I have several questions about the breakaway switch on a travel trailer. First, thank you so much for all of your time at the Hershey Shows. You always go way beyond what is expected to answer questions. My wife, Jayme, and I have attended several of your sessions over the years. I have always learned something from each session, even when I attended the same session two days in a row!
Now for the questions concerning a breakaway switch on a travel trailer. Is the power to the brakes directly from the battery or is it routed through the converter distribution box? Should a travel trailer be stored with the pin in or out of the breakaway switch? With the breakaway pin out, do the switch and the brakes consume much power from the battery? If you have the ability to keep the batteries charged during storage, should you remove the breakaway pin? Is it best for the trailer brakes to be set (pin out) or open (pin in) during a month or more of storage?

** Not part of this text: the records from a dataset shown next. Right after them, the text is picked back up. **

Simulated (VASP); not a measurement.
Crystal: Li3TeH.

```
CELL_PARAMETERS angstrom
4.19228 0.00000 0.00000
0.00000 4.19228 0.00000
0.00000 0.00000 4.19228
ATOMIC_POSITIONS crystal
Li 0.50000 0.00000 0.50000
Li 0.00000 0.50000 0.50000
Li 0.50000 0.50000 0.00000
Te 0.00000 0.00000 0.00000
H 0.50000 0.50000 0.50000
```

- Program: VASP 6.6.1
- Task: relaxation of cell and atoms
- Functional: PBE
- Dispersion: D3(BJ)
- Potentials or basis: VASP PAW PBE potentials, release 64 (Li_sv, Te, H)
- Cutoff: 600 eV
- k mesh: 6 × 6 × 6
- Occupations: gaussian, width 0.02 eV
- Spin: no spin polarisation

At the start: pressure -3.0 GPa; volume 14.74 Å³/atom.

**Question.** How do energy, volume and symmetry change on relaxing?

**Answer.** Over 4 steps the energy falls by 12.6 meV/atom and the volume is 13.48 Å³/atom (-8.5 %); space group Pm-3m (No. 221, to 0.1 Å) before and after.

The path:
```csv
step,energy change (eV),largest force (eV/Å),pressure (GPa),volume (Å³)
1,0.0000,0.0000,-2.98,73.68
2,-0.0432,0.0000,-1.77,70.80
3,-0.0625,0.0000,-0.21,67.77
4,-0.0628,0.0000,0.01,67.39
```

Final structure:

Also, I had an inverter installed with an automatic transfer switch so that all of the 120V outlets and systems will work in the trailer. It is not powerful enough to run the microwave or air conditioner, but can power anything else in the trailer. Besides using the TV while boondocking, my main use is so I can run the absorption refrigerator using electric during travel. I have to engage the battery disconnect switch before I turn on the inverter and keep it disconnected while the inverter is on. If I have the inverter on and the battery disconnect switch engaged during travel, will this affect the operation of my breakaway switch?
Thanks for you help in understanding the breakaway switch and the impact on the batteries and brakes. —Graham and Jayme M.
Dear Graham and Jayme,
It was good to have you at the seminars in Hershey!
The breakaway switch on a towable RV is always powered by the battery bank on the trailer. That way, if the tow vehicle and trailer ever part company, the brakes will be activated and remain fully applied. It should not be connected through the converter since the converter is only activated with the application of 120-volt AC power.
Always leave the pin in the switch. Once a year, jack up one or two tires on each axle, spin the tires and pull the pin to be sure the brakes are fully activated. The tire/wheel assembly should immediately stop with the pin pulled.
While the pin is out, spray electrical contact cleaner inside the switch housing to keep those contacts fresh, then fully reinsert the pin. When the pin is out or not fully inserted, the brake magnets will continue to draw power and eventually drain the battery bank. The brakes can draw a lot of current – upwards of 3 amps or so for each magnet, depending on the size of the brakes. So the bottom line is never remove the pin except once a year for cleaning and testing.
While driving, you’ll want the alternator of the tow vehicle engine to keep charging the battery bank on the trailer. If you disconnect the battery, it won’t be able to accept that charge. I’m not sure why you need to disconnect the battery to activate the inverter while traveling. You should be able charge the battery while driving AND operate the inverter to power the AC side of the refrigerator. In this manner, nothing will affect the breakaway switch. Even with the disconnect activated, the breakaway switch should still be able to power the brakes in an emergency. Easy to test – activate the disconnect switch, spin the tires and pull the pin. You might need to have your tow wiring evaluated.
Besides using the inverter, you could also run the refrigerator to get it cold overnight, and turn the whole refrigerator off while driving. Without opening the door often, the contents will typically still stay cold enough as you drive. Once you stop, light it on propane, turn on the inverter, or plug into shore power. A couple different options to consider.